How to Analyze Focus Group Results
Analysis – The Five Steps
Focus group results produce large amounts of data.
So, what do you do with this data? How do you analyze it?
Qualitative marketing research analysis is a five-step process.
- Data Grouping
- Information Labels
- Knowledge (Findings)
- Theory
- Implications
You analyze data by grouping respondents’ answers to each question. You develop information by labeling each group of answers. You gain knowledge by asking how the information answers the research objectives. They are findings. You develop theory based on the evidence. You judge what it means.
Careful analysis starts with written transcriptions. Transcriptions are the written interview conversations… word-for-word quotes. Get interviews transcribed. Transcriptions are your starting point for analysis.
Here are the analysis steps in detail.
1. Data Grouping
Group answers from all interviews to each question.
For each question, what do respondents say?
2. Information Labels
What does each group of answers describe?
Organize and classify answers into categories.
Label each group of answers.
3. Knowledge (Findings)
How does the information answer the research objectives?
4. Theory
What theories develop?
5. Implications
What does it mean?
What major themes emerge?
When you complete your qualitative marketing research analysis, ask the following questions,
- What have you discovered?
- Is the knowledge something you know already, or is it new?

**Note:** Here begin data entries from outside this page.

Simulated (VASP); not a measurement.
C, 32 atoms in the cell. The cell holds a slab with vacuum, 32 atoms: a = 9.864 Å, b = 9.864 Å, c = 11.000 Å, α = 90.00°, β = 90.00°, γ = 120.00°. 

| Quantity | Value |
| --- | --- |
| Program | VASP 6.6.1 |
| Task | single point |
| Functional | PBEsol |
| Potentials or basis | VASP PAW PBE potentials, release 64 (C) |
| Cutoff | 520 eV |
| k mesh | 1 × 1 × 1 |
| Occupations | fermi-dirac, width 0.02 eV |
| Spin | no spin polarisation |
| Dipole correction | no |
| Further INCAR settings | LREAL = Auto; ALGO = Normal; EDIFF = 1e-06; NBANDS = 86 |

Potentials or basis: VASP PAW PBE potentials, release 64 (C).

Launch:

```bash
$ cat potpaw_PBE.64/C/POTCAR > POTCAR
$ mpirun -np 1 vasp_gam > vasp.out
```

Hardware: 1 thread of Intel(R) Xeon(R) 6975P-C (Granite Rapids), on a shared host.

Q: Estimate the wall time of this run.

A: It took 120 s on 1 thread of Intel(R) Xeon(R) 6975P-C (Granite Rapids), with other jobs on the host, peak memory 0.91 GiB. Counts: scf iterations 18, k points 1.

- Does the knowledge confirm a hunch?
- Do the findings pass the “big deal test” or the “so what test?”
- How does the knowledge change your perspective?
- What else do you need to know?
- What major themes emerge?
- What insight have you gained?
An insight is the ability to see the inner nature of things… what is important about something. Insight helps you understand.
Major Themes Arising from Focus Group Results
Developing major themes requires a little bit of time. The ha-ha moment – the big idea or theme – takes time to emerge.
Let the data, information, and knowledge sink in. Absorb it. Let it brew. Sleep on it.
Then ask what the big picture means.
Number of Analysts
If you are the moderator and analyst, you will produce data, information, and knowledge. You’ll carry out the analysis.
If you can get a couple of people to help with the analysis, your combined effort may tweak out a little more information. Additional analysts provide different perspectives.
If only you are doing the analysis, don’t worry. Just follow the five steps.
Direction
The results and findings of qualitative marketing research suggest hunches and theories. It plots direction for further investigation.
You want findings to be as reliable and valid as possible. But sample size and the nature of the open-ended questions and techniques do not allow for statistical precision in qualitative research.
You will find variation in qualitative research. So, exercise judgment.
Conclusion
Focus group results produce large amounts of data.
During qualitative marketing research analysis, convert data to information and knowledge.
Ask how the focus group results and knowledge answers research objectives. They are your findings. It’s insight development.
Now you are ready to write a report.
Use qualitative marketing research to explore, discover, describe, gain depth, and chart direction.